Click here for a Curriculum Mapping Tool.

+ How to Assess

Once you have your learning outcomes and curriculum map in place, approach assessment in the following way:

  1. Assess work in gateway courses to see if students are developing the desired knowledge and skills.
  2. Assess work in capstones (Senior Experiences) to see if the learning outcomes have been achieved.

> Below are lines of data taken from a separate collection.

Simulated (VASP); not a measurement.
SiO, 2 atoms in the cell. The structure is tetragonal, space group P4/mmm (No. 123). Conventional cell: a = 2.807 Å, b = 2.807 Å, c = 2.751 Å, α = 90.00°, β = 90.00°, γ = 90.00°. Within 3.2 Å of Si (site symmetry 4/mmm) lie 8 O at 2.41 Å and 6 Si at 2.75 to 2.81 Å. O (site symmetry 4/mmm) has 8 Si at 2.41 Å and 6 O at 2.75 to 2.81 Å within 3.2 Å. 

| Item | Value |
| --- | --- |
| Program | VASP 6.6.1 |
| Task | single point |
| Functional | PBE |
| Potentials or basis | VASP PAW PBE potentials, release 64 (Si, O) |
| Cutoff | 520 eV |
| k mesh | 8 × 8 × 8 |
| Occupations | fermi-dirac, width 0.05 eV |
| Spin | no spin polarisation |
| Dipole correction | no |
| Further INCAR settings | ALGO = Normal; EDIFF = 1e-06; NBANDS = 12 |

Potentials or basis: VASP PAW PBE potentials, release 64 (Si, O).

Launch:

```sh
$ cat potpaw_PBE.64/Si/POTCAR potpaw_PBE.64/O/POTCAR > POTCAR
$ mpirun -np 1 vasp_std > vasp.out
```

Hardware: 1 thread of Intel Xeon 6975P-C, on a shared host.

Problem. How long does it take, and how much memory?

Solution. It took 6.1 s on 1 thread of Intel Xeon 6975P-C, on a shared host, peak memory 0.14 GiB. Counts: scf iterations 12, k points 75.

For both #1 and #2, it's important to discuss work samples or ratings as a department to identify strengths and weaknesses and plan changes to the curriculum. This discussion could be part of a department meeting or annual retreat.  You should keep minutes to document the discussion for program or accreditation reviews.


Make a rubric

It can be quite useful to develop rubrics to rate work samples with respect to outcomes.  Rubrics can describe performance at different levels of development so faculty can rate work consistently and students can check their progress.  Decide on a number of levels (from 3 to 5) and a label for each level (such as: 1 = initial, 2 = basic, 3 = proficient, 4 = advanced).  Make it clear which level is the target (3 = proficient).

How to write a rubric

  1. Write a description for the "proficient" level first. This should clearly describe achievement of the outcome.
  2. Write a description for the "advanced" level next, indicating features that mark expert performance. This gives students a higher level to strive for and assessors a way to identify performance that is a model for others.
  3. Write a description for the "basic" level next, indicating features that are emerging but not yet mastered. This helps students identify how they are progressing.
  4. Write a description for the "initial" level last, identifying the foundation (prerequisite knowledge or skill) on which the outcome is built. This gives students and faculty a starting point for learning.
  5. Tweak the descriptions to clearly distinguish each level from the one just above and below, forming a progressive scale from initial to advanced.
  6. Edit descriptions to make them concise, and highlight the words or phrases that distinguish each level. This will make it easier to use the rubric to rate student work.
  7. Indicate which level is the target for students in the major.

Click here for a Rubric Template (Word file).

Sample rubrics:

Lawrence's GER rubrics

AAC&U VALUE rubrics

AALHE sample rubrics


Tips:

  • Give precise characteristics of performance at each level; avoid sweeping statements like "excellent," "average," or "poor."
  • State what is evident as well as what is lacking; avoid defining a level solely in terms of deficits ("lacks X, Y, Z... ").
  • Limit the criteria at each level; focus on the essential.
  • Contrast adjacent levels to make sure they distinguish performance well.
  • Avoid recapitulating the GER writing/speaking rubric. You can use that rubric alongside a rubric focused on major outcomes.
  • Test the rubric with samples of student work and check for consistency among raters. (Also do this for training before rating student work.)

Rate student work

To assess how well students are achieving key outcomes for the major, use your rubrics to rate student work from gateway courses and capstones. Mark the level of achievement on the rating scale and jot comments on strengths and areas for improvement. You can incorporate the rubric into your course grading or use it separately for department assessment.


Tips:

  • Focus the assessment: Select particular outcomes or components to assess. Use findings from past assessments to guide you.
  • Sample widely: Rate a selected assignment from many students to get a cross-section.
  • Balance dividing the labor vs. checking reliability: Have different assessors rate different outcomes, or have two or more assessors rate the same outcomes and compare to stimulate discussion.

Pool your findings

Gather faculty assessments of student work, both quantitative (ratings) and qualitative (comments). For each outcome, prepare a table, graph, or narrative summarizing the findings.  Describe common strengths and areas for improvement. Discuss these findings as a department and decide what to do next (see below).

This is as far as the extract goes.